The More Convenient Data Computing Scripts I
III Ordered Set
Case Description
Suppose that a telecommunication equipment manufacturer needs to compute the monthly link relative ratio of sales value (i.e. the increase percent of sales value of each month compared with that of the previous month). The sales data is stored in the sales table with the main fields including salesMonth, and salesAmount.
SQL solution
select salesAmount, salesMonth,
(case when
prev_price !=0 then ((salesAmount)/prev_price)-1
else 0
end) compValue
from (select salesMonth, salesAmount,
lag(salesAmount,1,0) over(order by salesMonth) prev_price
from sales) t
The popular SQL-92 has not introduced the concept of serial number, which adds many difficulties to the computation. Considering this, the designer of SQL-2003 has partly remedied this drawback. For example, the window function lag() is used to retrieve the next record in this example.

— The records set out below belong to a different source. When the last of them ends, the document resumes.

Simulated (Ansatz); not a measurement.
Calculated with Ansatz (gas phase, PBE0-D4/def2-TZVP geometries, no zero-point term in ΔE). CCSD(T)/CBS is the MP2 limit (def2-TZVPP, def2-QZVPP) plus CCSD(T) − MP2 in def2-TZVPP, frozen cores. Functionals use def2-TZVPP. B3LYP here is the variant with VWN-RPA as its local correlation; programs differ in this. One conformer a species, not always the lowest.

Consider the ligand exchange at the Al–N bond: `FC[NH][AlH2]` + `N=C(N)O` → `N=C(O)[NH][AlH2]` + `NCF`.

In addition, in the above statement, the “case when” statement is used to avoid the error of division by zero on the first record.
esProc Solution
sales.derive(salesAmount / salesAmount [-1]-1: compValue)
The derive() is an esProc function to insert the newly computed column to the existing data. The new column is compValue by name, and the algorithm is “(Sales value of this month/Sales value of previous month)-1”. The “[n]” is used to indicate the relative position, and so [-1] is to represent the data of the previous month.
On the other hand, for the data of the first record, the additional procedure for division by zero is not required in esProc.
From the above example, even if using SQL-2003, the solution to such problem is lengthy and complex, while the esProc solution is simple and clear owing to its support for the ordered set.
Moreover, SQL-2003 only provides the extremely limited computation capability. For example, esProc user can simply use the ”{startPosition,endPosition}” to represent the seeking of a range, and simply use ”(-1)” to represent the seeking of the last record. Regarding the similar functionality, it will be much harder for SQL user to implement.
In the practical data analysis, a great many of complex computations are related to the order of data. SQL users are unable to handle such type of computations as easily as esProc users because SQL lacks of the concept of Being Ordered.
IV Object Reference
An insurance enterprise has the below analysis demands: to pick out the annual outstanding employees (Employee of the Year) whose Department Manager has been awarded with the President Honor. The data are distributed in two tables: department table (main fields are deptName, and manager), and employee table (main fields are empName, empHonor, and empDept).
empHonor has three types of values: null value; ”president’s award”, PA for short; and ”employee of the year”, EOY for short. There are 2 groups of correspondence relations: empDept and deptName, and Manager and empName.
SQL solution
SELECT A.*
FROM employee A,department B,employee C
WHERE A.empDept=B.deptName AND B.manager=C.empName AND A.empHonor=‘EOY’ AND C.empHornor=‘PA’
SQL users can use the nested query or associated query to solve such kind of problems. In this case, we choose the association query that is both concise and clear. The association statement behind the “where” has established the one-to-many relation between deptName and empDept, and the one-to-one relation between manager and empName.
esProc Solution
employee.select(empHonor:”EOY”,empDept.manager.empHornor:”PA”)
esProc solution is intuitive: select the employee of “EOY” whose Department Manager has be awarded with “PA”.
The SQL statement to solve such kind of question is lengthy and not intuitive. In fact, the complete association query language is “inner join…on…” style. This statement is simplified in the above example. Otherwise it will be much hard to understand.
esProc users can use ”.” for object reference. Such style is intuitive and easy to understand. The complex and lengthy association statement for multiple tables can thus be converted to the simple object access, which is unachievable for SQL. When there are more and more tables, the complexity of SQL association query will rise in geometric series. By comparison, the esProc user can always access the data intuitively and easily by taking the advantage of object reference.
Regarding the multi-table associations of complex computation, esProc can handle it more intuitively and conveniently than SQL.
From the comparison of the above four examples, we can see that esProc is not only characterized with step-by-step computation, complete set-lization, sorted sets, and object reference. The analysis style is intuitive, the syntax style is agile, and the function is powerful. esProc is a tool especially designed for mass data computation, and a more convenientl database computing script.